‘Regulation that is independent of government is important in delivering confidence to consumers, providers, investors and society as a whole.’ So declares the Legal Services Board at the very summit of its website.

Paul Rogerson

Paul Rogerson

We agree. Yet the Gazette has had cause to be less confident about this ‘independence’ than the LSB. We recall how, some years ago, the SRA cooperated closely with government over its high-profile and ultimately fruitless investigation into human rights firm Leigh Day. This cooperation extended to lobbying the MoD to back reform of the disciplinary process, when claims against the same government department lay at the heart of the Leigh Day prosecution. Regular updates were given to the MoD about the progress of the probe – which cost the profession dear and culminated in the law firm’s exoneration.

Independent?

Last week solicitors heard that they will be stung by huge increases in compensation fund contributions arising largely from the spectacular implosion of Axiom Ince. Many are angry, but must wait for a proper account of why the profession is footing the bill for a £64m hole in the client account. The oversight regulator’s report on the SRA’s role in the lead-up to the collapse will not now be published until after the general election. Announcing the delay, the LSB said that, as a public body, it is bound by guidance not to compete with the election campaign for public attention.

This highly contestable assertion is not a good look. The LSB has in the past been cited as an example of creeping government control of the legal profession, with its independence called into question by the International Bar Association. It has not escaped the global bar’s notice that the LSB’s chair must be approved by the lord chancellor.
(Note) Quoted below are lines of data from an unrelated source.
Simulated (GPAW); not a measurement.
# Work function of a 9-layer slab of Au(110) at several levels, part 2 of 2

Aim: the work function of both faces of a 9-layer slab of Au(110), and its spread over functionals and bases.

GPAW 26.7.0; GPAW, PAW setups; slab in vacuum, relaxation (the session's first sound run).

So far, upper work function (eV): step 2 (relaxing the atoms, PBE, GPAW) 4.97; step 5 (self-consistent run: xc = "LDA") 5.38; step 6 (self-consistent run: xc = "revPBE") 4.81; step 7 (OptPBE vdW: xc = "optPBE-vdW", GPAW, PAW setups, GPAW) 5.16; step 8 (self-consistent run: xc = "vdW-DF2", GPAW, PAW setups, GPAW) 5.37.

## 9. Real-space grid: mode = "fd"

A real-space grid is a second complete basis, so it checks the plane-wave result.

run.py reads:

Gazette readers have been quick to question why an organisation that claims to be independent of government feels constrained to put elements of its work on hold during purdah. The board maintains that it will not be deterred ‘from pursuing any required action or matters arising from our review in the public interest’. Except that it has just been precisely so deterred – by booting its own report into the long grass for spurious reasons of constitutional propriety.